On Wed, 18 Aug 2004, Hallam-Baker, Phillip wrote:


By longstanding IETF precedent a charter only states the problems
that a WG MAY solve. There is no requirement that the eventual
solution MUST meet all the criteria that might be claimed to be in
the scope of the charter.

The IETF has a longstanding precedent of having running code that
demonstrates the validity of the solution.  From the Mission 
Statement:

Code is only required for progress from Proposed to Draft. In this
case we already have a lot of independent code bases that more than
meet the criteria that would be applied on the Proposed to draft
transition if they were conformant.

I suggest you look at RFC 2026, and tighten your terminology. A "draft" is
what we have now. A "draft" is worked on, edited, and finally moves to
"Proposed Standard". A "Proposed Standard" moves to "Draft Standard".  It
does not move to "draft" ordinarilly.

4.1.2  Draft Standard

   A specification from which at least two independent and interoperable
   implementations from different code bases have been developed, and
   for which sufficient successful operational experience has been
   obtained, may be elevated to the "Draft Standard" level. 

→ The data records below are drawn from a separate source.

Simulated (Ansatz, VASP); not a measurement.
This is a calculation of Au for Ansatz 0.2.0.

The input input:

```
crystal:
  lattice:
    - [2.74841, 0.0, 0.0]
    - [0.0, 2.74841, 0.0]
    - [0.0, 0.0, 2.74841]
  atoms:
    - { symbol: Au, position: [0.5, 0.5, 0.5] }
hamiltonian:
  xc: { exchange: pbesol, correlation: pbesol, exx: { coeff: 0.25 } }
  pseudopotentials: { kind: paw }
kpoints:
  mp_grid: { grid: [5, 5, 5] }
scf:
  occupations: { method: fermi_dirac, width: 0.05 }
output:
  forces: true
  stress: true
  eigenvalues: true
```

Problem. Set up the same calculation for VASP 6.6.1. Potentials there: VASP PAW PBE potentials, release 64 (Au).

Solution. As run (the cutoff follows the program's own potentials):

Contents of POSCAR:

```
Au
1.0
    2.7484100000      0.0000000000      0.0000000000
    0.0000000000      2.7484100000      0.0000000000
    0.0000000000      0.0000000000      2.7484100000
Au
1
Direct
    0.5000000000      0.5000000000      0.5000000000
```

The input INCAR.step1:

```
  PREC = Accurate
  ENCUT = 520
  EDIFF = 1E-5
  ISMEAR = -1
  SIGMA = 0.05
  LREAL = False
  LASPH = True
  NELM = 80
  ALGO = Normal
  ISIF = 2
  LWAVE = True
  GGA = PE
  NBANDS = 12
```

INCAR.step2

The multiple implementations and experience referred to in RFC 2026 is
different from the concept of obtaining _some_ running code to ensure that
a draft is complete and workable.  Indeed, the mission statement was
drafted to make it clear that the IETF does not deal in hypothetical
protocols.

But we aren't moving from proposed standard to draft standard, we are
moving from draft to proposed standard, and I'm not calling for multiple
codebases or successful experience.  Unless I miss the purpose of the last
call or the track this draft is on.

The point of several people posting is that there are many different
problems that need to be solved before this draft should be considered for
last call.  _some_ testing and codebase should be available before a draft 
is put to last call. Otherwise, we are dealing in hypotheticals.

Several days ago it was proposed that some testing be done before last
call.  I thought there were many people in favor of that.  Indeed, I would
have thought there was a consensus on that direction.  Is that not the
case?  So what is the rush?  I'm still not understanding what the rush is.